It’s a baby whining at me constantly for attention one day, and the next roughhousing with her sister like I’m barely there. It’s back pain and chiropractor visits from near-constant motion, getting two kids in and out of car seats, and carrying a purse filled with all of their things, that’s the size of my first apartment.
It’s making two cups of coffee before I take one sip, because I forgot to put in coffee grounds, or a filter, or because I spilled it all over, after a night up with a kid—it’s needing coffee to make coffee, and the maid is off duty.
It’s finding a random tiny toenail in the dining room, or a dustbunny in the bathroom, and only kind of caring, because, mostly, I’m proud of the general tidiness of my house with four people living and playing inside—this orderliness that would likely have repulsed pre-kid me, and it’s how sorry I now am for all of the time I wasted cleaning a bathroom that really didn’t need it.

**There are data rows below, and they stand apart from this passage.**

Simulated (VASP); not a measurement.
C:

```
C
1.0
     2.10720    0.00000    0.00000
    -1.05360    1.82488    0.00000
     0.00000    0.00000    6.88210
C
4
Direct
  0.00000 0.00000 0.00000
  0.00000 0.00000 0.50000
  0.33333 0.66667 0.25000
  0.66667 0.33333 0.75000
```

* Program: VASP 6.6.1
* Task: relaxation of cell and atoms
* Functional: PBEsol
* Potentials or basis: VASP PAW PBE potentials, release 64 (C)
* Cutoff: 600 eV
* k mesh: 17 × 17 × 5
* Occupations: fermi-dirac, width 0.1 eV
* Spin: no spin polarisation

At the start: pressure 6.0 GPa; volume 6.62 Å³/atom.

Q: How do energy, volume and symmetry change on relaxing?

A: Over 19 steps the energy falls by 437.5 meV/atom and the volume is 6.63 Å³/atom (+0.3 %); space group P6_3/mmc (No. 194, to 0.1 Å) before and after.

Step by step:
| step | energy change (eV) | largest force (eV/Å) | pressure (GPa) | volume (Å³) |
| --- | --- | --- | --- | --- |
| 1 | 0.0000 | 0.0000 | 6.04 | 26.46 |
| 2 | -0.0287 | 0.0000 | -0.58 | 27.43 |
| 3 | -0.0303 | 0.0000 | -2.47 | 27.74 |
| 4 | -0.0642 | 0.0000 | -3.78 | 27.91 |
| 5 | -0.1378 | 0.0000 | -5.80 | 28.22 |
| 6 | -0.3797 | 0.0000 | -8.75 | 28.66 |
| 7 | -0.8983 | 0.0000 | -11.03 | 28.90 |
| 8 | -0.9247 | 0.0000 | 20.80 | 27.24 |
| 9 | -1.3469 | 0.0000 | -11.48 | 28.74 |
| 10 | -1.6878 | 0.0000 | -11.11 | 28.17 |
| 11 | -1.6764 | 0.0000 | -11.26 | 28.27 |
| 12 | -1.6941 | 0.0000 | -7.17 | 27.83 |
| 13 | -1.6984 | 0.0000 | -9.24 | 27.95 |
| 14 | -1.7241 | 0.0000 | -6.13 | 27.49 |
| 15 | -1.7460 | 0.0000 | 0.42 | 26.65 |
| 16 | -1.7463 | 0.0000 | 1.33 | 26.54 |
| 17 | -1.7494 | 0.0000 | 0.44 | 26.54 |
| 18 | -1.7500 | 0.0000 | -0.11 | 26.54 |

It’s a pink-and-white teepee in the corner of the family room, and my CD towers hidden in a closet so they don’t fall over and hurt someone. It’s the subwoofer being used as a launch pad for rocket ships instead of house parties. It’s my husband’s leather chair being used to store Disney princess dolls, Little People and various toy parts.
Motherhood is this picture in my heart of these two lives that I’ve created and am raising the best that I can. It’s knowing every day that I’ve failed at something. It’s going to bed and understanding that I’m doing my best, and that there’s always another day of cuddles, errands, school bus waiting, breastfeeding, doctor appointments, gymnastics lessons and new teeth to count. It’s finding this one moment in a messy hour to stop and take it all in.